There is a symmetry to this structure, one that magnifies some of Pachinko’s most salient themes. Even though they’re poor in the ’30s and relatively rich in the ’80s, the family is constantly forced, in both eras, to choose between impossible binaries: money and integrity, safety and authenticity, assimilation and persecution. But it’s not exactly difficult to glean these ideas from Lee’s chronological structure, which I greatly prefer. There’s a trend toward multiple timelines in TV these days; complicated storytelling has become the marker of prestige drama—of television as art. Yet Pachinko was art long before it was TV. The bifurcated narrative only adds too many transitions that disrupt the series’ emotional throughline and sows confusion around characters that turn up episodes before they’re properly introduced. Readers eager to see the book’s absorbing middle chapters onscreen will have to cross their fingers for a renewal.

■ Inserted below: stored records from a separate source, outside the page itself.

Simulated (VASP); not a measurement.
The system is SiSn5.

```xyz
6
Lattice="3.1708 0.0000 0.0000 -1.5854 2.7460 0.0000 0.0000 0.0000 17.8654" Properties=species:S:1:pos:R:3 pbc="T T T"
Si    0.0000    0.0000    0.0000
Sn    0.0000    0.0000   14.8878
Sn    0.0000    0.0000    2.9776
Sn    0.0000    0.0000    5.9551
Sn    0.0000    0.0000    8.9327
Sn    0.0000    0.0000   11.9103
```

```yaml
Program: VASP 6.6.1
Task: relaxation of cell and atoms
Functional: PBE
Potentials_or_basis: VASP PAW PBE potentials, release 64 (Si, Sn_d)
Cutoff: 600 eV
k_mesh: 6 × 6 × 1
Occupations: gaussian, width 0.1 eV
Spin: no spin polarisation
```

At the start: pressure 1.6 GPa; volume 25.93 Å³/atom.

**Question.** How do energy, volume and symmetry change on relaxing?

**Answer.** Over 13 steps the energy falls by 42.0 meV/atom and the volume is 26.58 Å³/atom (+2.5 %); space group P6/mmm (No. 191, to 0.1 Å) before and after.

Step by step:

Such a big miscalculation might sink a weaker show, but in every other sense, Pachinko—like its heroine—is too singular and alive to fail. As portrayed by Kim in her youth and Minari Oscar winner Youn Yuh-jung in older age, Sunja epitomizes immigrant persistence without devolving into a stock character. Hugh avoids reducing her to either a martyr or a plucky success story. It was a wise choice, and one that has only become possible in the streaming era, to mix Korean, Japanese, and English dialogue; color-coded subtitles efficiently convey how characters combine tongues and code-switch. The art direction surpasses that of TV’s most immersive historical dramas, including The Crown. Complementing this intricate mise-en-scène and the cast’s fiercely physical performances is cinematography that lingers on textural details: the hem of a wedding dress, the pudgy foot of a newborn, the snowy brilliance of Korean white rice.
Yes, this adaptation is less than perfect; the disservice it does to the structural integrity of a novel that gains momentum and poignancy as the decades progress shouldn’t be understated. The overall impression is of an epochal masterpiece cut into snippets and reassembled out of order. That’s frustrating. Even when you account for its shortcomings, though, TV’s Pachinko remains the rare show of both artistic and historic import. Everyone should see it. But maybe read the book first.